A Deployable Annotation Service for Robotics Datasets

Robotics teams are collecting more multimodal demonstrations than ever, but turning those demonstrations into train-ready datasets still requires a large amount of manual interpretation. A raw episode may contain images, states, actions, timestamps, and a short task instruction, yet the fields that make the data useful for training and debugging often live outside the dataset: goals, phases, segment boundaries, quality signals, modality disagreements, and review status.

Roboscribe-AF shows how Deeplake and AgentField can be combined into a practical annotation layer for robotics data. Deeplake provides the versioned multimodal dataset layer, while AgentField runs the reasoning workflows that inspect episodes, create structured annotations, flag uncertainty, and write results back into dataset branches. The result is a deployable pattern for transforming robot demonstrations into queryable, reviewable, and train-ready data.

Robot datasets increasingly need more than a task string.

Open X-Embodiment showed the value of pooling robot demonstrations across embodiments and tasks. OpenVLA trains a vision-language-action policy on robot demonstration data. ECoT goes further and trains VLAs to reason over intermediate plans, sub-tasks, motions, object boxes, and end-effector positions before predicting actions.

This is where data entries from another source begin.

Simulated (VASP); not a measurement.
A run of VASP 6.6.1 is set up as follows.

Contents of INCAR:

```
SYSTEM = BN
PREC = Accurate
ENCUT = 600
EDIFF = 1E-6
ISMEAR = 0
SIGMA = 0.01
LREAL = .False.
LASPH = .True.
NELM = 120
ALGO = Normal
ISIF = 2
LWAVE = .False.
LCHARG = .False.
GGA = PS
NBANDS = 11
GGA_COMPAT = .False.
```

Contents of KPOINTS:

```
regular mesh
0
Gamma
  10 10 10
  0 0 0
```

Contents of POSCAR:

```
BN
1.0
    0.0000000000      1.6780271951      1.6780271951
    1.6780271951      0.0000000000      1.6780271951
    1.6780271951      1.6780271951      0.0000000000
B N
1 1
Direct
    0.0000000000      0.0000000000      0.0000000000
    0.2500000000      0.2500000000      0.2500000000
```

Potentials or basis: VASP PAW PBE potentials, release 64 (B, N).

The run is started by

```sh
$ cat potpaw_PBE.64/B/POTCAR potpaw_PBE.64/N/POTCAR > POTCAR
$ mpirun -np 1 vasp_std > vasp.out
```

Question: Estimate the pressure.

That literature points to a practical gap. Many demonstrations arrive as video, state, action, timestamps, and a sparse instruction. The useful training record often wants richer fields: episode goal, segment boundaries, phase labels, modality agreement, anomaly flags, and review status.

Roboscribe-AF is our open-source example of that middle layer: a deployable annotation service built from two infrastructure pieces.

Layer	Role
Deeplake	Multimodal dataset, branches, tensors, embeddings, queries
AgentField	Reasoners, deterministic skills, async execution, workflow trace

The separation matters. Deeplake stores the corpus and annotation versions. AgentField runs the reasoning graph that produces new annotation rows.

The annotation

For each episode, Roboscribe-AF loads keyframes and action/state trajectories, runs a visual thread and an action thread, segments the episode, checks whether the modality stories agree, embeds the scene summary, and writes the result to a Deeplake branch.

The output is deliberately plain:

json

{
  "episode_id": 0,
  "episode_goal": "Push the gray T-shaped block into the green target outline",
  "segments": [
    {"start_frame": 0, "end_frame": 21, "phase": "approach"},
    {"start_frame": 21, "end_frame": 40, "phase": "manipulate"}
  ],
  "visual_phase": "manipulate",
  "action_phase": "approach",
  "consistency_score": 0.2,
  "human_review_recommended": true
}

The mismatch is treated as data. The visual reasoner and trajectory reasoner stay separate until a verifier compares them. If they disagree, the disagreement becomes a dataset field that can be queried, reviewed, or filtered.

The data layer

Deeplake's documented surface covers the artifact we need to store: images, embeddings, tensors, text, vector search, versioning, and PyTorch/TensorFlow streaming (core docs). Its LeRobot guide shows robot telemetry, frames, state/action arrays, episode indices, and task descriptions as queryable, streamable data (LeRobot integration). Its VLA guide uses data stored in Deeplake for fine-tuning (VLA fine-tuning).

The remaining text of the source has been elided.